This new audio play by Tony Lee brings together two (fictional) icons of Victorian England – Sir Arthur Conan Doyle’s immortal consulting detective Sherlock Holmes and Oscar Wilde’s Dorian Gray, that perverse satyr, sensualist and scoundrel whose own narcissism led to a Faustian pact to make him immune from the ravages of time. This seasonal release – part of a new range of full-cast audio productions from Big Finish entitled The Confessions of Dorian Gray –is set in 1912, with Holmes now a somewhat elderly gent while Gray is seemingly as sprightly as ever despite his dissolute ways.
The Plot: In December 1912 Dorian Gray returns to London where his portrait is stolen and held to ransom. In order to get it back, he is blackmailed into committing a terrible murder. And the only man who can help him is the man he has to kill: Sherlock Holmes.
“London misses you, Mr Holmes”
The play opens in a melancholy mood at the funeral of Lord Henry Wotton, the man whose hedonistic worldview (the character was patterned by Wilde upon himself) indirectly initiated what would become the corruption of Dorian Gray. While there he spies a woman who looks exactly like Sybil Vane, the young girl who killed herself after Dorian threw her over, some thirty years ago … Holmes is also thinking of the past as he returns to 221b Baker Street for the first time in 9 years to celebrate Christmas with his brother Mycroft. He too seems someone from his past, someone who he is certain must be dead …
“I’ve seen that man before, not in the flesh but in photographs, photographs of a young man yet to become the villain he was destined to be. That man looked exactly the same as Professor James Moriarty ten years before we ever met” – Sherlock Holmes (Nicholas Briggs)
The plot is set in motion when Dorian, back in London after an absence of several years, arrives at his hotel and discovers that his previous painting, the one that ages while he does not, has been stolen. Instead he find a message – the get the picture back he must commit a murder
“By midnight tomorrow, as Christmas Eve becomes Day, I must kill a legend” – Dorian Gray (Alexander Vlahos)

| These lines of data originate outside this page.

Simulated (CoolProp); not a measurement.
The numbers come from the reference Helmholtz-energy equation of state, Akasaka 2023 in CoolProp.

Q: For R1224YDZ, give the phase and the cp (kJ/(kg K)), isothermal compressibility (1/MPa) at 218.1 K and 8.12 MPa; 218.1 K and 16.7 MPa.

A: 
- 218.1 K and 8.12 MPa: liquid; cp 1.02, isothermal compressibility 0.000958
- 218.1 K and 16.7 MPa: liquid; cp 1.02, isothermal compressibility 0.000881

Dorian asks Holmes to help recover the painting but the detective is unimpressed by impossible sounding story, even when it becomes clear that the two men have in fact met before. In Wilde’s original novel, the artist Basil Hallward, painter of the eponymous picture, is killed by his subject. Dorian blackmailed Alan Campbell into helping him dispose of the body. In this play it seems that Holmes was called in and concluded, erroneously, that Campbell murdered Hallward – and that when this was reported in the press, the man killed himself.
“And this is how it ends – staring down the barrel of a revolver”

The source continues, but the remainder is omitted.